Garuda and Pari: Faster and Smaller SNARKs via Equifficient Polynomial Commitments

Michel Dellepere, Independent; Pratyush Mishra and Alireza Shirzad, University of Pennsylvania

SNARKs are powerful cryptographic primitives that allow a prover to produce a succinct proof of a computation. Two key goals of SNARK research are to minimize the size of the proof and to minimize the time required to generate it. In this work, we present new SNARK constructions that push the frontier on both of these goals.

Our first construction, Pari, is a SNARK that achieves the smallest proof size amongst all known SNARKs. Specifically, Pari achieves a proof size of just two group elements and two field elements, which, when instantiated with the BLS12-381 curve, totals just 160 bytes. This is smaller than the sizes for Groth16 [Groth, EUROCRYPT '16] and Polymath [Lipmaa, CRYPTO '24]. Pari also achieves the lowest known gas cost for on-chain SNARK verification, reducing the gas cost by 6% compared to Groth16 and 17% compared to FFLONK.

Our second construction, Garuda, is a SNARK that reduces proof generation time by supporting, for the first time, arbitrary "custom" gates and free linear gates (in terms of cryptographic costs). These benefits enable significant prover-time savings compared to state-of-the-art SNARKs.

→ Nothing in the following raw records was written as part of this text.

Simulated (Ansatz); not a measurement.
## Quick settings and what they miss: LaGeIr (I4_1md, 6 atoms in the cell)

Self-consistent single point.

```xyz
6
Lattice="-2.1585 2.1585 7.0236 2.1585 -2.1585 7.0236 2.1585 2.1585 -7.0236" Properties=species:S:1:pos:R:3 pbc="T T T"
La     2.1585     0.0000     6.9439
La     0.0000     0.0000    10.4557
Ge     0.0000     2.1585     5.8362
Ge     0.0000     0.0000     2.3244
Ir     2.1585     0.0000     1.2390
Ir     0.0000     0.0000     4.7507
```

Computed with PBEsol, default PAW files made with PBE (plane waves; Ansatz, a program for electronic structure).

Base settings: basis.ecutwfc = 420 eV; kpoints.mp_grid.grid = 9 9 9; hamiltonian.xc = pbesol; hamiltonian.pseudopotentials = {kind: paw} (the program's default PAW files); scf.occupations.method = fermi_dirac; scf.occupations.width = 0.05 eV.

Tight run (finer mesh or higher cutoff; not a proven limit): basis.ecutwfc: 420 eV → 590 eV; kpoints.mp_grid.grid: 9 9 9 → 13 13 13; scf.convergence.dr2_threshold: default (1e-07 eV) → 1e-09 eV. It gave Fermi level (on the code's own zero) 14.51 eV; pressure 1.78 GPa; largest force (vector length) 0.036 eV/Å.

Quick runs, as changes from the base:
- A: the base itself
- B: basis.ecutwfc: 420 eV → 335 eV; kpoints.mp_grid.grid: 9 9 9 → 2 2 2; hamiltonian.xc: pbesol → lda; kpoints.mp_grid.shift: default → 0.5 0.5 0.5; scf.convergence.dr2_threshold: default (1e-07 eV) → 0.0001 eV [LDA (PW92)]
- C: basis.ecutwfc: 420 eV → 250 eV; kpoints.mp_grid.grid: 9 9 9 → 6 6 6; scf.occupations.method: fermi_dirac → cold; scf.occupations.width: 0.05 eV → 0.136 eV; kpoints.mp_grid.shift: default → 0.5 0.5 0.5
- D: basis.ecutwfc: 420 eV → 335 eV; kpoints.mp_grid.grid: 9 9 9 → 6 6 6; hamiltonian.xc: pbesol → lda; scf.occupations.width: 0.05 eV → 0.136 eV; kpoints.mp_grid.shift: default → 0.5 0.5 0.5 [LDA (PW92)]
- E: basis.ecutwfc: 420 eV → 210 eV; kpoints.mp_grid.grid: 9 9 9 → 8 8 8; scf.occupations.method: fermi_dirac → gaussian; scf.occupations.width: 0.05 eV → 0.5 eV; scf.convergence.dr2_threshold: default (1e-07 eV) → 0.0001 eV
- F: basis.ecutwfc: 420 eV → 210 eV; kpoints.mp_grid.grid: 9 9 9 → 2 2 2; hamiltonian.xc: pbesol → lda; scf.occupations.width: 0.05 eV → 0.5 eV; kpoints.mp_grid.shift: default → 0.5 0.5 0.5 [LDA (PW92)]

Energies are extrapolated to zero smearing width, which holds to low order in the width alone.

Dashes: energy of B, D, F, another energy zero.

Both constructions rely on a new cryptographic primitive: "equifficient" polynomial commitment (EPC) schemes that enforce that committed polynomials have the same representation in particular bases. We provide both rigorous security definitions for this primitive as well as efficient constructions for univariate and multilinear polynomials.

Our constructions are obtained via a new compiler that obtains a succinct argument by combining polynomial IOPs with our EPC schemes.